Click Containers in the Serverless section of the side menu. The Containers page displays.
Click the relevant containers namespace.
Click the name of the container you want to manage, then select the Settings tab.
In the Container image section:
Select the Scaleway Container Registry.
Choose an image from your Container Registry. Select the required Container Registry namespace from the drop-down list, and then select the container and tag.
Choose the port your container is listening on. We recommend configuring your container to listen on the PORT environment variable.
In the Resources section, select the vCPU and memory to allocate to your container at runtime. These values define the performance characteristics of your container.
Set your autoscaling preferences, or leave them at default values. The Scaleway platform automatically scales the number of available instances of your container to match the incoming load, depending on the settings you define here.
In the Advanced options section, check or edit any of the following:
Declare environment variables you want to inject into your container. For each environment variable, click +Add variable and enter the key/value pair.
Declare secrets for your container. Secrets are environment variables that are injected into your container, but the values are not retained or displayed by Scaleway after initial validation.
Note
Encode your environment variables and secrets to base64 if they are too large, and contain carriage returns.
Set the desired privacy policy for your container. This defines whether container invocation may be done anonymously (public) or only via an authentication mechanism provided by the Scaleway API (private).

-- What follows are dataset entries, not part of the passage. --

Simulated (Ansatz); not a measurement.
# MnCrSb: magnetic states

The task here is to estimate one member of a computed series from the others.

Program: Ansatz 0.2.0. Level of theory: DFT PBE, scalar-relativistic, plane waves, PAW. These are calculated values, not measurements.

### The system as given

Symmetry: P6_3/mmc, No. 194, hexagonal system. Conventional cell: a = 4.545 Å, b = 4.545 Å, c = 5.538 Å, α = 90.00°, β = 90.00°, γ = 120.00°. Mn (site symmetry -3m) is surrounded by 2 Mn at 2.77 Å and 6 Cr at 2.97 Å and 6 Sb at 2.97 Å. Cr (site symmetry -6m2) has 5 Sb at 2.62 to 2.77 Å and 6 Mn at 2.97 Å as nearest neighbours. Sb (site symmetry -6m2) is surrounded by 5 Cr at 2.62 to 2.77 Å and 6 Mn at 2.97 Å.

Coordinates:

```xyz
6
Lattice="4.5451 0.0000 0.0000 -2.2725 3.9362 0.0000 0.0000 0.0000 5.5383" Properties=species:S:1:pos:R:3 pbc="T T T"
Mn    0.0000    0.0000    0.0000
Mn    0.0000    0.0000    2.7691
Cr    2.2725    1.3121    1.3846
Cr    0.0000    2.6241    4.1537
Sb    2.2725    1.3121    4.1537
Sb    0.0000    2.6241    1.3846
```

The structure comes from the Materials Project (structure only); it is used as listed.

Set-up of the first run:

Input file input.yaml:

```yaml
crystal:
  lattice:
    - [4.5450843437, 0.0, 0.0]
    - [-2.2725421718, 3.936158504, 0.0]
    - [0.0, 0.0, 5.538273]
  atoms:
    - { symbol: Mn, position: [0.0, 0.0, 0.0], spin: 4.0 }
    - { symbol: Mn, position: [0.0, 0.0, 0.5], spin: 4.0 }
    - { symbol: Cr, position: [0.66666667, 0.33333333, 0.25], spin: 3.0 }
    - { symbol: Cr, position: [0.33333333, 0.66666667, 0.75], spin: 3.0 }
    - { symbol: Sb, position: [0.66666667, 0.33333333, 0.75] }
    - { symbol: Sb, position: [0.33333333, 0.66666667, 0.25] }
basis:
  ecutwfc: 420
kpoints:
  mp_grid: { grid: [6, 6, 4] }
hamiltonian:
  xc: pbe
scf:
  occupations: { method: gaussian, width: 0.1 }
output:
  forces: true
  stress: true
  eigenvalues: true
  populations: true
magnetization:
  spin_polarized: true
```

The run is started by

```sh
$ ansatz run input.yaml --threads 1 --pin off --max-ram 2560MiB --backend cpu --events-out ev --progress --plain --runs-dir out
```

Tick the box under HTTPS connections only to prevent your container from being called from insecure HTTP connections.
Set a custom timeout for the duration of the requests received by your container.
Tick the box under HTTP protocol to listen to HTTP/2 requests if it is required by your application. Otherwise, we recommend you use HTTP/1.
Click Containers in the Serverless section of the side menu. The Containers page displays.
Click the relevant containers namespace.
Click the name of the container you want to manage, then select the Settings tab.
In the Container image section:
Select the External container registry.
Enter the public container image URL provided by the external registry.
Choose the port your container is listening on. We recommend configuring your container to listen on the PORT environment variable.
In the Resources section, select the vCPU and memory to allocate to your container at runtime. These values define the performance characteristics of your container.
Set your autoscaling preferences, or leave them at default values. The Scaleway platform automatically scales the number of available instances of your container to match the incoming load, depending on the settings you define here.
In the Advanced options section, check or edit any of the following:
Declare environment variables you want to inject into your container. For each environment variable, click +Add variable and enter the key/value pair.
Declare secrets for your container. Secrets are environment variables that are injected into your container, but the values are not retained or displayed by Scaleway after initial validation.
Note
Encode your environment variables and secrets to base64 if they are too large, and contain carriage returns.
Set the desired privacy policy for your container. This defines whether container invocation may be done anonymously (public) or only via an authentication mechanism provided by the Scaleway API (private).
Tick the box under HTTPS connections only to prevent your container from being called from insecure HTTP connections.
Set a custom timeout for the duration of the requests received by your container.
Tick the box under HTTP protocol to listen to HTTP/2 requests if it is required by your application. Otherwise, we recommend you use HTTP/1.